Carbon nanofibers can be synthesized by different methods such as vapor growth, chemical vapor deposition, laser ablation, arc discharge and electrospinning. Among these, electrospinning provides a simple and scalable process for the production of carbon nanofibers. In typical CNF synthesis, electrospinning of polymer solution followed by stabilization and carbonization of electrospun polymer fibers into CNFs. Various factors determine the structure and properties of the electrospun CNFs which includes (1) solution properties like polymer, concentration, electrical conductivity and surface tension; (2) processing conditions such as strength of applied electric field, flow rate of polymer solution and distance between the spinneret and the collector. Along with these, surrounding temperature and humidity also affect the morphology and properties of CNFs. CNFs can be prepared by any material having carbon chain. Although the variety of polymer precursors have been electrospun for the CNF synthesis, commonly used polymers are PAN, PVA, polyimide, PVdF, PVP and phenolic resins have been used for the synthesis of electrospun CNF. The electrospinning parameter and polymers employed for the synthesis of carbon nanofibers by various research groups have been described here.
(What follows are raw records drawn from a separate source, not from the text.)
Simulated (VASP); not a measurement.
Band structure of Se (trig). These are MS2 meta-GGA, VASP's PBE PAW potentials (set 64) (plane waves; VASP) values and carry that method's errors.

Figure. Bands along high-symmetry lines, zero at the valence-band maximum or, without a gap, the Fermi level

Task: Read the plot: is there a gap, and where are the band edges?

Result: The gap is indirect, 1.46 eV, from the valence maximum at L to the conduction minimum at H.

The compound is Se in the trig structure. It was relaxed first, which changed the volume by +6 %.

PAN has been extensively used to get the electrospun CNFs due to its high carbon yield, easy processing and mechanical stability of synthesized carbon nanofibers. Kim et al. developed carbon nanofibers web (CNFW) from PAN as a carbon precursor. Electrospinning solution was prepared by dissolving PAN in DMF. Electrospun carbon fibers were stabilized at 280 °C in air for 1 h and further carbonized at 1000 °C in inert atmosphere to obtain carbon nanofibers web. The structural variations of CNFW with different heat treatment temperatures (700–2800 °C) were studied [22,23,24].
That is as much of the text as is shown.